Survey: Canadian DB Pensions to Suffer Continued Funding Shortfall

With a low interest rate environment expected to continue, a survey by Towers Watson expects there will be further delay before many Canadian defined benefit (DB) pension plans become fully funded.

(January 20, 2011) — Research by Towers Watson has shown that Canada’s top portfolio managers are expecting interest rates to stay below the historical trend, suggesting there will be a further delay before many Canadian defined benefit (DB) pension plans become fully funded.

According to the study, respondents forecasted modest growth, low inflation and low interest rates to continue in the short term, with Canadian real GDP growth at between 2% and 2.5% this year and inflation remaining below 2%.
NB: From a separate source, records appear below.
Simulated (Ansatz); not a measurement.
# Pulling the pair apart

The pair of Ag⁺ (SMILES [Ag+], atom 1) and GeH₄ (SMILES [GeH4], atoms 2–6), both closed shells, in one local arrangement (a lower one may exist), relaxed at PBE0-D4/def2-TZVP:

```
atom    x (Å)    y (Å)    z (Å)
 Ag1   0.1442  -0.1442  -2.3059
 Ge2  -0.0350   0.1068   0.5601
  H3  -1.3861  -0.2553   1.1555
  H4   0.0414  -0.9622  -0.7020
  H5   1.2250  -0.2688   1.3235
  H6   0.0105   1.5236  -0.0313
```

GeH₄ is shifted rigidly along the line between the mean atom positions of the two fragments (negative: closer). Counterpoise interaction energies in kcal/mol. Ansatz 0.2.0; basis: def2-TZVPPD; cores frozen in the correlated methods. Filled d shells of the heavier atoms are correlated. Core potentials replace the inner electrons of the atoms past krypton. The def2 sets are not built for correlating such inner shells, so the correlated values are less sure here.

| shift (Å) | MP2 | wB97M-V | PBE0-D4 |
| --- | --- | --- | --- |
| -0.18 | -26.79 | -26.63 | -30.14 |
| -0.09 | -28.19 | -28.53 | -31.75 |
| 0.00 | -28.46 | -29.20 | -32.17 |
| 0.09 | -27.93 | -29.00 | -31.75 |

The poll showed the majority of fund managers interviewed expect emerging markets, such as China and India, to bring in strong results, with emerging markets expected to be a key driver of economic activity. “There is a general consensus that economic growth in the emerging markets will outperform that of the advanced economies,” Janet Rabovsky, a senior consultant in Towers Watson’s Investment practice, said in a statement. “As a result, the vast majority of the money managers we surveyed expect emerging market equities to be one of their strongest-performing asset categories, especially over the long term.”

Additionally, the survey showed smaller plans are shying away from equities into fixed income, while plans with more than $1 billion dollars in assets are shifting away from both traditional equities and fixed income into alternatives such as infrastructure, hedge funds and real estate.

The results of Towers Watson’s 30th Annual Canadian Survey of Economic Expectations were compiled to provide a consensus opinion on Canada’s economic prospects over the short (2011), medium (2012-2015) and long terms (2016-2025).

The Towers Watson poll contrasts with earlier study by consultant firm Mercer. In Mercer’s latest Fearless Forecast survey, investment managers predicted that Canadian pensions will experience reduced shortfalls, with funds seeing their funded status actually improving and moving closer to the levels they hit before the market downturn in 2008.

With pension funds’ costs measured using long bond yields, Mercer’s study predicted a 0.35% increase in long bond yields in 2011, which would result in a 5% decrease in the liability facing funds to provide benefits to members. Furthermore, the study estimated that Canadian equity markets will climb by 8.5% while US markets will grow by 9% and foreign markets will return approximately 7.5% in 2011. Similar to Towers Watson’s findings, Mercer concluded that emerging market equity returns are expected to exceed each developed market in 2011, with a median expected return of 10%.